Addenda

In between part one and part two of this write up, the AST undergoes a few transformation; these transformations are not, in the most platonic sense, strictly necessary for a compiler. It is perfectly plausible to jump from surface AST to machine code, it is also, as we say in the biz, very hard. One of the compiler design tips which I think I internalized the most through this project is that compilation is first and foremost a series of string manipulation passes that allow us to reason about a program in increasingly more primitive ways I’ve personally taken to calling this programmatic deterritorialization, a term which I am sure will impress all and any compiler engineer who moonlights as a postmodern philosopher. In pursuit of a more pure core language to compile, we introduce the following transformations: Special forms are primitives which we privilege early so that we can break them down into constituent parts later, desugaring is the process of breaking up some of those special forms, scoping resolves human named variables to unique numeric variables, lowering introduces the core language which massively simplifies the code generation process.

Special Forms

The set of special forms we support is fixed at compile time and lives in an enum:

// ast.hpp
enum Keyword { if_expr, let, letrec, lambda, define, set, null };

The parser maps the corresponding source strings to those enum values with a lookup table:

// parser.hpp
const std::unordered_map<std::string, Keyword> kwords = {
    {"if", Keyword::if_expr},    {"let", Keyword::let},
    {"lambda", Keyword::lambda}, {"define", Keyword::define},
    {"letrec", Keyword::letrec}, {"set!", Keyword::set},
    {"nil", Keyword::null}};

When the lexer produces an atom token the parser first tries to parse it as a number, then a boolean literal, then checks the keyword table. If a keyword is found the symbol carries a Keyword tag instead of a raw string.
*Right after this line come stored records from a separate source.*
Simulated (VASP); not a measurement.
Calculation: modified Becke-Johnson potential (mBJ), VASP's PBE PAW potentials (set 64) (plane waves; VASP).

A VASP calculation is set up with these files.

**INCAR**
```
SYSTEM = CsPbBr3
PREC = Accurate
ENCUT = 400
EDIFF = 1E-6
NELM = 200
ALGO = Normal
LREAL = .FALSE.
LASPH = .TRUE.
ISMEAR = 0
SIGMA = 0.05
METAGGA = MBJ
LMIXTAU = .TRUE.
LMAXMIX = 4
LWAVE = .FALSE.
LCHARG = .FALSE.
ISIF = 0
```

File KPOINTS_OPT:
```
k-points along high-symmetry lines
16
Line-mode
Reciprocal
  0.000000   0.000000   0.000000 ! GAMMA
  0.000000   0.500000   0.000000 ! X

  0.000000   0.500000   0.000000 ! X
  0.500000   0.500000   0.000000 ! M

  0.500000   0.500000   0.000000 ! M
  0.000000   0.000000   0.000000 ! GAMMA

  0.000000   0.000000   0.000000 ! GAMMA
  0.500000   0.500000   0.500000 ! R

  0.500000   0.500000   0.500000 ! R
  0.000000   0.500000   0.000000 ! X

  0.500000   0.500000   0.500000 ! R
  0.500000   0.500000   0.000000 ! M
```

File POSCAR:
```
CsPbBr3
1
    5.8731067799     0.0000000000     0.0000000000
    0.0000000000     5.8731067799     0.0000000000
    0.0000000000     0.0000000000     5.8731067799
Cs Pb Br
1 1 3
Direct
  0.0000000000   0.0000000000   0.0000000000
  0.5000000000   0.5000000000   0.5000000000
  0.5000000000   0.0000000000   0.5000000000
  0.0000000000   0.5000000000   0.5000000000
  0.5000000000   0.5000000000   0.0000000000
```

After the initial S-expression tree is built a second pass called resolve_forms walks it and handles each special form:

// parser.cpp
void Parser::resolve_forms(SExp &sexp, bool is_top_level) {
  std::visit(
      [this, &sexp, is_top_level](auto &p) {
        // ...
        if constexpr (std::is_same_v<T, List>) {
          if (auto *kw = std::get_if<ast::Keyword>(&sym->value)) {
            switch (*kw) {
            case (ast::Keyword::define): {
              if (!is_top_level)
                throw std::invalid_argument(
                    "Define is only allowed at the top level");
              sexp.node = create_define(p);
              // ...
            }
            case (ast::Keyword::lambda): {
              sexp.node = create_lambda(p);
              // ...
            }
            case (ast::Keyword::let): {
              sexp = create_let(p);
              resolve_forms(sexp, false);
              return;
            }
            case (ast::Keyword::letrec): {
              sexp = create_letrec(p);
              resolve_forms(sexp, false);
            }
              // ...
            }
          }
        }
      },
      sexp.node);
}

define and lambda are validated and left as-is in the tree. let and letrec are desugared, rewritten into equivalent combinations of lambda and set!. The term “desugaring” comes from referring to certain language features as “syntactic sugar”, these are parts of the language which do not contribute to the overall expressive power of the language, but make it easier to program in the language The goal, at least at the language design level, is to get the language down to minimal possible representation so code generation is as simple and efficient as possible.

Desugaring

Let

let introduces a set of local bindings that are all evaluated before any name comes into scope. This is equivalently the behavior of a lambda which is invoked immediatly:

(let ((x e1) (y e2)) body) ->  ((lambda (x y) body) e1 e2)

In the above x and y, which are set to e1 and e2 respectively, are accessible only to the body of this let scope, it is hopefully clear how this is the same as passing e1 and e2 to a lambda which has x and y as parameters. In the above, the outer expressions, e1 and e2 “do not know” that the program is using them as variables x and y, in that way, they have no ability to refer to themselves in their own definitions, which is an important restriction of let which the above desugar gives us for free. let does not allow for recursion, but clearly encodes the scope and availability of a variable The stronger compilation time knowledge that let affords us also enables certain optimizations which we will not be discussing in this article, but are worth looking into

Let Recursive

letrec allows us to use recursion, it’s desguaring rules:

(letrec ((f e)) body)
  ->  (let ((f nil)) (set! f e) body)
  ->  ((lambda (f) (set! f e) body) nil)

By adding the second step, f is a name that is available to e while it’s being evaluated, enabling mutual recursion.

letrec therefore reduces to let plus mutation, and let reduces to lambda. After resolve_forms the AST contains only define, lambda, if, and set! as special forms.

Implementations

// parser.cpp — let
SExp Parser::create_let(List &list) {
  // collect the binding names into a formals list ...
  // collect the initialiser expressions separately ...
  List lambda_list;
  lambda_list.list.push_back(make_sexp(Symbol{Keyword::lambda}));
  lambda_list.list.push_back(make_sexp(std::move(vars))); // (x y)
  for (size_t i = 2; i < list.list.size(); i++)
    lambda_list.list.push_back(std::move(list.list.at(i))); // body
  desugared.list.push_back(make_sexp(std::move(lambda_list)));
  for (auto &value : values_list)
    desugared.list.push_back(std::move(value)); // e1 e2
  return SExp{.node = std::move(desugared)};
}
// parser.cpp — letrec
SExp Parser::create_letrec(List &list) {
  // build (name nil) pairs for the let bindings ...
  // build (set! name definition) expressions ...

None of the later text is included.